A lot changed in the wake of the financial crisis of 2008, including the way retirement plan sponsors and their advisors think about stable value funds.
“Twenty years ago, clients wanted a fully benefit responsive, competitive yield from their stable value fund, with no onerous restrictions if they wanted to cancel their contract,” observes plan consultant Angelo Auriemma. “Then the financial crisis hit, and their questions, and concerns, started to change.”
Auriemma, director of investment advisory services for Plan Sponsor Advisors LLC, told participants at the SIVA’s 2012 Annual Forum that plan sponsors still care about the yield offered by their stable value fund. In many cases, though, that has become secondary to issues such as transparency, or the ability to see what the fund’s underlying investment portfolio looks like; the liquidity and composition of the investments in that portfolio; how well the fund has diversified its credit risk; the availability of wrap insurance for the fund; the covenants associated with those insurance contracts; and, in pooled stable value funds, the impact of cash flows from other plans within those funds.

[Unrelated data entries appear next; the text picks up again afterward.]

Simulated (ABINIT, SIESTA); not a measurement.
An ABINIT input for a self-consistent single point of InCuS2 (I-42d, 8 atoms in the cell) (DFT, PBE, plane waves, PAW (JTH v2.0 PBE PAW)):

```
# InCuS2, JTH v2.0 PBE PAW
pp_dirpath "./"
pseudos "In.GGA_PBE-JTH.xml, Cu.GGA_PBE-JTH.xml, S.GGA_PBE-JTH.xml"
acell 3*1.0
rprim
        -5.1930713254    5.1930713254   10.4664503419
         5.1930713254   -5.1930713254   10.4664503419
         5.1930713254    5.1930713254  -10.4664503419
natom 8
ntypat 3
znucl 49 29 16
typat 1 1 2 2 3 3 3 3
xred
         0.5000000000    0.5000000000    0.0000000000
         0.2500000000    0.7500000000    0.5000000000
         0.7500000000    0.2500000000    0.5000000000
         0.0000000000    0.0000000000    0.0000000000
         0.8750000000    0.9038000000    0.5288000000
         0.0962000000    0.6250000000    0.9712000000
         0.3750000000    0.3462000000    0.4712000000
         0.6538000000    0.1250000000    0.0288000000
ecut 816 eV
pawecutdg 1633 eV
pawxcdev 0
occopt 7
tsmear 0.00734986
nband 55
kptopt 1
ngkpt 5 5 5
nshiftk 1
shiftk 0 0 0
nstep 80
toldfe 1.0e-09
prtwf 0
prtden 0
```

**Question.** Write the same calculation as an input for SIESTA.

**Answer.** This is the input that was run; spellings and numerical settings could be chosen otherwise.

Auriemma said his firm continues to recommend to its plan sponsor clients that they offer stable value as an investment option, and that most are receptive to the message. While acknowledging hearing stories about sponsors removing stable value products from their plans in favor of money market funds or other alternatives, he said that’s not what his firm is seeing from most of its clients. “We’re seeing some deterioration in their perception of the product, but they’re not saying, ‘Get me out,’” he said. “They’re saying, ‘Instead of spending 2.5 seconds on this at our quarterly meeting, let’s spend 10 minutes.’ There’s just a heightened awareness of the product, and more questions.” Auriemma said his consulting firm also evaluates stable value products differently today than it did before the financial crisis. It still focuses on the attractiveness of the product relative to money market funds, but it also pays attention to the viability of new product innovations, including stable value alternatives. The firm also applies expanded and re-prioritized selection and monitoring criteria to stable value funds.
In comparison to money market funds, Auriemma said stable value funds continue to offer a meaningful yield differential that is significant to plan sponsors, especially when expressed in terms of opportunity costs. A plan with $20 million in stable value assets yielding as little as 1 percent—well below current average crediting rates—would nonetheless produce $200,000 in annual earnings for plan participants. By contrast, a money market fund yielding .01 percent—not uncommon in today’s environment—would produce just $2,000 in annual earnings. “When you talk about foregone earnings on behalf of participants, sponsors’ eyebrows furrow,” Auriemma said. He noted that even though expenses for stable value funds have gone up since the financial crisis, mostly due to higher wrap fees, sponsors tend to evaluate the funds in terms of their net yield, which continues to be favorable relative to money market funds. He estimated that sponsors would continue to view stable value funds as attractive, relative to money market funds, even if net yields fell as low as 50 basis points.
Auriemma said his firm advises sponsors that a competitive yield should remain an important consideration, but that the duration of the underlying investment portfolio and the credit quality of that portfolio are important, too. While sponsors appear to be tolerant of some interest rate risk, he noted, they seem to have a strong preference for controlling that risk by having shorter-duration portfolios. He said sponsors also show a preference for their stable value funds to hold publicly traded rather than non-public securities, and to stay with the traditional 12-month put option governing plan terminations in pooled funds rather than imposing a multi-year payout. Auriemma said he’s intrigued by some of the stable value alternatives the industry has been considering, including stable net-assetvalue (NAV) products that are built around an insurance-wrapped portfolio of fixed-maturity, fixed-income tranches that amortize over time, and floating-rate NAV products that consist of wrapped and unwrapped portfolios of fixed-income investments. However, he said, he thinks plan sponsors will be slow to warm to them.
Over the next several years, Auriemma said he expects that stable value managers will continue to face elevated reinvestment risk as interest rates remain low, putting continued pressure on stable value crediting rates. He foresees a continued restricted supply of pooled funds and funds eligible for 403(b) retirement savings plans, and a desire among wrap providers to supplement their revenue by demanding a greater share of investment management responsibilities. Still, he concluded, his firm believes stable value will continue to represent a viable asset class for the defined contribution plan marketplace.